A few weeks ago, we shipped cascading replication for PostgreSQL, MySQL and Redis on Cloud 66. Customers can now build replication chains: a primary streaming to a middle replica, which in turn streams to leaves. It reduces load on the primary, supports geographic distribution, and stops you from melting your network when you have a large fan-out of replicas all pulling WAL from the same machine.
PostgreSQL has supported cascading replication natively since version 9.1, which shipped over a decade ago. The interesting question is not why we built it. It is why it took us this long to start.
I want to talk about why, because the answer is not the one engineers like to give. It is also, I think, the most interesting thing that has changed about building software in the last eighteen months.
The ticket
The primary reason we shipped this feature is a support ticket from a long-time customer. The shape of the request was simple: a single Postgres primary fanning out to a large number of replicas, and a network that buckled under the cost of streaming the same data that many times in parallel. The customer had already set the cascading topology up by hand on their staging environment, watched it work, and sent us the runbook. They asked us to ship the same thing in production.
A long time later, they sent a follow-up. The new version of the message was less polite. The gist was: it has been a long time, our fleet has grown, and a failover today would put us down for days because every replica would have to resync from scratch from the same source.
They were right to be annoyed. The feature they were asking for is one the database has supported for over a decade. The runbook fits on a single page. They had already proved it worked.
So why did it take so long?
What "hard" actually means
When you ask an engineer why a ticket sat in the backlog, you tend to hear one of two answers. Either "it is genuinely a hard problem and we have not had the time," or "we have been busy with higher-priority work."
Both are true sometimes. Neither was true here.
The truth, which engineers find harder to say out loud, is that the cascading replication ticket was not blocked by a hard problem. It was blocked by a tedious problem.
Cloud 66 has been managing Postgres replication for customers for a long time. Long enough that the orchestration code has lived through multiple major Postgres versions, and configuration formats. That history is exactly the problem.
Our replication orchestrator was designed when "replication" meant one thing: a primary, with a flat set of replicas hanging off it. Every assumption in the system, and there are a lot of them in a system that has been growing for a decade, encoded that worldview. A server's "primary" was always the root primary, never the immediate upstream. A server was a master or a slave or standalone, mutually exclusive. The health check that watches your replicas was watching the root primary, not the server they were actually streaming from.
None of those assumptions are wrong in a flat world. Not true, however, in a cascading world, where a server is a slave of one thing and a master of another at the same time. The existing data structure literally could not represent a server that belonged to two replication groups at once. The data model had cascading designed out of it.
So the work was not "add cascading replication." The work was: untangle a decade of assumptions, replace the data model underneath them without breaking anything in production, and then add cascading.
This is what I am going to call the boring 80%.

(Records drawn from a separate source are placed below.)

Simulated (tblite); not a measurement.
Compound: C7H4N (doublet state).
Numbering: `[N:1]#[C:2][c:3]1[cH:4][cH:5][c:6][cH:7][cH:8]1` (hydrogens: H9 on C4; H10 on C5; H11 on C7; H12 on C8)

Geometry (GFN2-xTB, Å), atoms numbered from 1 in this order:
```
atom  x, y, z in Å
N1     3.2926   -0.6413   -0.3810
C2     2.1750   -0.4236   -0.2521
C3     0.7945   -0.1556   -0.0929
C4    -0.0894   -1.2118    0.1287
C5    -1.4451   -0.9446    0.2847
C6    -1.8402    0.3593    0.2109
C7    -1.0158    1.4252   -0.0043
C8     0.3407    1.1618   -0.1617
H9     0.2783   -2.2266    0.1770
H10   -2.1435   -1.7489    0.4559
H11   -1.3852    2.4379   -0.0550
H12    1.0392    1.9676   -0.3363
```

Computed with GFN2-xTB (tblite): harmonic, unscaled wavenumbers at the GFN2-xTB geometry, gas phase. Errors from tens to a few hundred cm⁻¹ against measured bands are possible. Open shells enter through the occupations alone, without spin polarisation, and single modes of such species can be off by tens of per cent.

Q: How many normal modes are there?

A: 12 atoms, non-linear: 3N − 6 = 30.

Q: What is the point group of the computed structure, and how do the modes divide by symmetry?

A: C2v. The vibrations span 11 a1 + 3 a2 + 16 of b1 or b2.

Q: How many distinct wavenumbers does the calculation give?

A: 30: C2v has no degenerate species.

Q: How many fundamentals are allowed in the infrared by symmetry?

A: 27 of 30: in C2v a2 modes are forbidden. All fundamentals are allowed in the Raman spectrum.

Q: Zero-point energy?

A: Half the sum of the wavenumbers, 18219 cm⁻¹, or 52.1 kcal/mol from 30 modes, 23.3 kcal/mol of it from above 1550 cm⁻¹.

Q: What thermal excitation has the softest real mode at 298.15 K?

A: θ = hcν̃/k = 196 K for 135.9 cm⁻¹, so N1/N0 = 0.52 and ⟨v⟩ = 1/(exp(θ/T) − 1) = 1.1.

The shape of the boring 80%
The boring 80% is the part of feature work that is not technically hard, exactly, but is exhausting in a way that breaks engineering momentum. It looks like this:
Mapping the blast radius. Before you change how a piece of data is read, you have to find every caller, and you have to know what each of them assumes. Not what the documentation says, what they actually assume. For our replication change, that meant 47 files reading topology through the helper layer and 16 places in the code that bake in the flat-world assumption in subtler ways.
Dual-write migrations. You cannot rip out the old data structure on a Wednesday. You have to write the new structure, mirror writes to both for some period, backfill the old data into the new structure, switch reads, and only then stop writing the old one. Each of those steps is a separate deploy, with a separate risk profile, and a window where the system is running on two truths at once.
Untangling the misleading neighbours. Buried in any old codebase are fields whose names sound exactly like the thing you are migrating but which are completely unrelated. They were added years ago for a different subsystem and they share a prefix or a concept with your target. If you do not notice, you migrate them. If you do notice, you spend half a day proving they are not yours.
Independent review across multiple angles. Once the change is written, someone has to look at it from the angle of race conditions, and from the angle of schema migrations, and from the angle of error handling, and from the angle of dead code, and from the angle of test coverage. The same reviewer cannot do all of those passes well in one sitting. Single-pass review misses exactly the things that surface in production six months later.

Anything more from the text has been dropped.